Planning your Personal finance
Planning is the most important aspect of the personal finance. Personal finance planning involves the estimation of short term and long term personal essential requirements and devising a plan for pursuing these goals by keeping in view the financial constraints.
For the South Africa families, the best way to start this activity is to create a personal budget relating to the current income and expenses further keeping in mind the future aspirations.
The framework of the budgeting assists in developing the strategy for pursuing the future needs and keeping in mind the pattern of income, expenses, and savings. With the help of budgeting tool, one can bifurcate the earning to meet present household needs and for save the money for future expected expenses. Bank and insurance companies in South Africa are also playing a very important role in personal finance and deemed to be a segment of this personal finance by offering saving accounts and Profit & Loss sharing accounts.
Introduction of the saving account in the banking sector helps in promoting the saving trends among the individuals. It is wise to put the spare funds in a saving account rather than to put them in a personal locker at home because the deposited funds earned interest and thus increase the net worth of the individuals. On other hand, insurance companies offered different dedicated insurance policies to meet the foreseeable future needs of the personal finance relating to an individual or family.
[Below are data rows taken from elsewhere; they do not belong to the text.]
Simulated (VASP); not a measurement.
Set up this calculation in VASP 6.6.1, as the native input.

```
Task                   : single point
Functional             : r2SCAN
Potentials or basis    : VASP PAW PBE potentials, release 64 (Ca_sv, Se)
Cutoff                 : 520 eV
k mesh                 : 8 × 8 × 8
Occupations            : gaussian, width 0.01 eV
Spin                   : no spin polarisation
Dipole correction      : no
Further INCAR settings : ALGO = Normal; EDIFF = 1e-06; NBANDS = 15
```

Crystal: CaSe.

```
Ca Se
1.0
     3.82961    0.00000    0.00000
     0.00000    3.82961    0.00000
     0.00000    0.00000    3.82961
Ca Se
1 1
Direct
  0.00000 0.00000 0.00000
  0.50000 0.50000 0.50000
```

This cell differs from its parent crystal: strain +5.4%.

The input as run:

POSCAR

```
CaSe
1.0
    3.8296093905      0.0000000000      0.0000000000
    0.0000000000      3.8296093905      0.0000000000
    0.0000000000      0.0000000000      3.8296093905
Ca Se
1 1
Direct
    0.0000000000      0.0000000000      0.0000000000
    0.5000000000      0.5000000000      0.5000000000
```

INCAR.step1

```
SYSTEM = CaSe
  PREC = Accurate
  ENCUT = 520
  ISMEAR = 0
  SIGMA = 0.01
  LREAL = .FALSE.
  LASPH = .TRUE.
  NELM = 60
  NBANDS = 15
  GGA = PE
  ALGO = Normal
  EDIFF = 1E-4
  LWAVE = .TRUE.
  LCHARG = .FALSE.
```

For example, educational insurance plan is devised to meet the upcoming expected expenses relating to the Children University or high school fees. Educational plan holder needs to deposit a fixed amount of saving at regular intervals and on the maturity date, the policyholder gets the money for which it was accumulated. All these financial tactics or schemes give a boost to the savings of the policyholder and part of the personal financial planning.
Personal financial management
In Personal financial management, the consideration of the creditworthiness of the individual or family matters a lot. That means how the financial institution or other money lenders consider a particular person in the sphere of money lending. How much can an individual avail the credit facility from the financial institutions in South Africa? Another way to achieve the desire or satisfy the emergent need is to take a loan from the money lenders but it depends upon the credit score and credit history of the person.
There are so many products of loans like credit cards, personal financing facility, ready line cash facility, payday loans, car financing and house building advance facility offered by different money lenders but all you need to choose wisely based on your priority and terms of the loan that best suits to your requirements. Some types of loans do not consider the credit score or rating of the individual but charge high-interest rates just like payday loans.
The only thing is to realize at this point to analyze the requirements whether it is necessary to enter these types of loan agreements by keeping in view the necessity of the situation and avoiding from the situation of debt lock. To avoid the debt lock situation, sensible use of the credit facility is very necessary. For example, wise use of credit card facility allows an individual to use the money of the lender from 45 to 50 days without paying a single penny of interest if the full payment made by the user on the due date. It can be done in this way, suppose your credit card bill generated on 15th date of each month and the due date of credit card bill payment is 5th of next month. If you made credit card transaction on the 16th date its bill will be generated on the 15th date of the next month and the due date would be the 5th of the 2nd month of the buying. On the due date if full payment of the transaction paid by the person to the bank, no interest would be charged on this transaction. In this way, one can use the money of the bank without paying any interest on the loan amount.
Personal financial planning is a very important thing that makes our life better. It’s not wrong if we say that the intelligent personal finance management is the essence of the better life management. All you need to pencil in the list of do’s and don’ts of short term and long term ambitions or expenses with the time frame of getting those things by keeping in view the financial constraints. Next step is to devise a budget plan to achieve them, calculate your net worth which tells you where you are standing up right now and make an assessment of your savings along with creditworthiness.